The alleged victim of the alleged unsolicited advances of three members of the Duke Lacrosse team, none of whom anyone would want dating their own daughter, has apparently put the kibosh on the District Attorney's hopes of looking like a hero in the coming election:

The woman who says she was raped by three members of Duke's lacrosse team also told police 10 years ago she was raped by three men, filing a 1996 complaint claiming she had been assaulted three years earlier when she was 14. Authorities in nearby Creedmoor said Thursday that none of the men named in the decade-old report was ever charged but they didn't have details why.

They weren't charged because she declined to press charges, claiming to be afraid for her safety. Okay, that happens. But there was apparently an absence of physical evidence both ten years ago as well as in the recent case, and once a jury hears this history it'll be next to impossible to convict the accused of anything beyond being Division I sleazoids.

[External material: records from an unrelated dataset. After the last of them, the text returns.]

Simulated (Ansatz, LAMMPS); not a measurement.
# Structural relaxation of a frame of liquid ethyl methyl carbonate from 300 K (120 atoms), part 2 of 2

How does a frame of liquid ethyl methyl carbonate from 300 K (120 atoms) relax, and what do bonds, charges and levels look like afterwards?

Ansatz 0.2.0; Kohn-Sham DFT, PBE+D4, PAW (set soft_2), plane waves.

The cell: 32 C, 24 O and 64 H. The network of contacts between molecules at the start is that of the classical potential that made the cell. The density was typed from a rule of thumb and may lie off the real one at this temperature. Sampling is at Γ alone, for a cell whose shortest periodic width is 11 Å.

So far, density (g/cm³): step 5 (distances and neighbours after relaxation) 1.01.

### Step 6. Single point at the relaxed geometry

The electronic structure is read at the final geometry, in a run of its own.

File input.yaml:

A lot of people hitched their wagon to this woman's story. It resonated with people who wanted to believe the very worst of rich white males. Consequently, these young men's lives, and those of their parents, have been seriously compromised. Without any real evidence that a crime had been committed, the president of the university cancelled the lacrosse season, punishing the whole team based on an unsubstantiated allegation against three of its members. Without any proof, pictures of these students, in association with the word "rape," were plastered all across the nation's newspapers and television sets, debasing and humiliating both them and their parents. African-American race hustlers seized the opportunity to blather about the awful history of white on black rape as if it were not the case that interracial rape since the 1960s is overwhelmingly perpetrated by blacks against whites.

We wonder how, if the charges indeed eventually come to naught, all these people will ever apologize to the young men, and to the nation as a whole, for their debased attempt to exploit this sordid event for their own various ignoble purposes. Perhaps a sincere apology will be a lot more than any of the students or their families can reasonably expect.